Analytics/Cluster/Overview

Diagram

Architecture

The Analytics Cluster can be used for many other things than processing the webrequest logs but as that is our primary source of big data and this is an overview document, the focus will be on describing the architecture to import, store, and analyze this data stream.

Glossary

Hadoop: A collection of services for batch processing of large data. Core concepts are a distributed filesystem (HDFS) and MapReduce.

HDFS: Hadoop Distributed File System (HDFS). HDFS is a distributed, scalable, and portable filesystem written in Java for the Hadoop framework. Each node in a Hadoop instance typically has a single namenode; a cluster of datanodes form the HDFS cluster.

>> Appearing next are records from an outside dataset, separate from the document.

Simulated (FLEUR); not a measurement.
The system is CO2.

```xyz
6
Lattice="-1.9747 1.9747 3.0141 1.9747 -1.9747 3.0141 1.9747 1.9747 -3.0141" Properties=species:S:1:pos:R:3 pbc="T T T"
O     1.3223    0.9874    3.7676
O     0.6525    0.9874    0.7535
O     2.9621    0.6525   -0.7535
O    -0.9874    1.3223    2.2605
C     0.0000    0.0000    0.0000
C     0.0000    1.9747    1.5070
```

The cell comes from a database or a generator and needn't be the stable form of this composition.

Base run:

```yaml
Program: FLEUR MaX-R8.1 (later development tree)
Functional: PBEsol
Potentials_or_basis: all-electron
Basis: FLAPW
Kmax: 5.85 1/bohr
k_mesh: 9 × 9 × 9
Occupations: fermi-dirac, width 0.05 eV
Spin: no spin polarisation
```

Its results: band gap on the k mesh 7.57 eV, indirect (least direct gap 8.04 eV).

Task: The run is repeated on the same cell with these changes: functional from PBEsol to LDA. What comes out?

NameNode (Hadoop): Manages HDFS file metadata.

DataNode (Hadoop): Responsible for storage of HDFS block data.

YARN (Hadoop): Yet-Another-Resource-Negotiator. Compute resource manager and API for distributed applications. MapReduce (v2) is a YARN application. Although not technically correct, YARN is sometimes referred to as MRv2.

ResourceManager (Hadoop): Handles YARN application (job) submission from clients.

NodeManager (Hadoop): Runs on each compute node (and/or HDFS DataNode) and accepts jobs from the ResourceManager.

MapReduce: Programming model for parallelizing batch processing of large data sets. Good for counting things. Hadoop ships with a Java implementation of MapReduce.

Hue: Hadoop User Experience. Web GUI for various Hadoop services. (HDFS, Oozie, Pig, Hive, etc.) Written in Python Django.

Pig: High level language abstraction for common implementing MapReduce programs without thinking about the MapReduce model. (Feels like a mix between SQL and awk). Generates MapReduce programs that are run in Hadoop.

Hive: Projects structure onto flat data (text or binary) in HDFS and allows this data to be queried in an SQL like manner. Analytics is not currently using Hive, although believe it will be useful for certain types of analysis as more clients have need.

Oozie: Scheduler for Hadoop jobs. Used for automated reporting based on data availability.

Kafka: Distributed pub/sub message queue. Useful as a big ol' reliable log buffer.

Kafka Consumer: Any Kafka client that subscribes and reads from Kafka Brokers.

Kafka Producer: Any Kafka client that publishes and writes to Kafka Brokers.

Kafka Topic: A logical partitioning of Kafka data streams.

Camus: LinkedIn's Kafka -> HDFS pipeline. Runs as a MapReduce job in Hadoop and consumes from Kafka into HDFS.

Zookeeper: Highly reliable dynamic configuration store. Instead of keeping configuration and simple state in flat files or a database, Zookeeper allows applications to be notified of configuration changes on the fly.

Cloudera: An organization that provides Hadoop ecosystem packages and documentation. Kraken uses Cloudera's CDH5 distribution.

webrequest log stream (aka firehose): The Analytics team has been referring to the web access logs generated from all WMF frontend cache webservers as 'webrequest logs'. The existent UDP stream is often referred to as the 'firehose', or the webrequest log stream.

jmx: JMX (Java Management Extensions) is a widely-adopted JVM mechanism to expose VM and application metrics, state, and management features. Nearly all the above-listed technologies provide JMX metrics; for example, Kafka brokers expose BytesIn, BytesOut, FailedFetchRequests, FailedProduceRequests, and MessagesIn aggregated across all topics (as well as individually). Kraken is using jmxtrans to send relevant metrics to Ganglia and elsewhere.

Refinery: Refinery contains scripts, artifacts, and configuration for WMF's analytics cluster.

Log Producers - varnishkafka

Frontend varnish cache servers use varnishkafka to send all webrequest logs to Kafka brokers in EQIAD.

Log Buffering - Kafka

Kafka Brokers store a 7 day buffer of data. This gives us time to consume this data into HDFS and recover if there are any problems. Check out the Kafka Ganglia view.

Batch Analysis - Hadoop

Raw webrequest logs are imported into HDFS using LinkedIn's Camus. (Raw log data is not world readable.) Analysis of these logs is done by Hive, Pig, and other MapReduce jobs.

Oozie is used to schedule and chain runs of Hive or other scripts based on the availability of data in HDFS. Workflows are triggered once the data is available.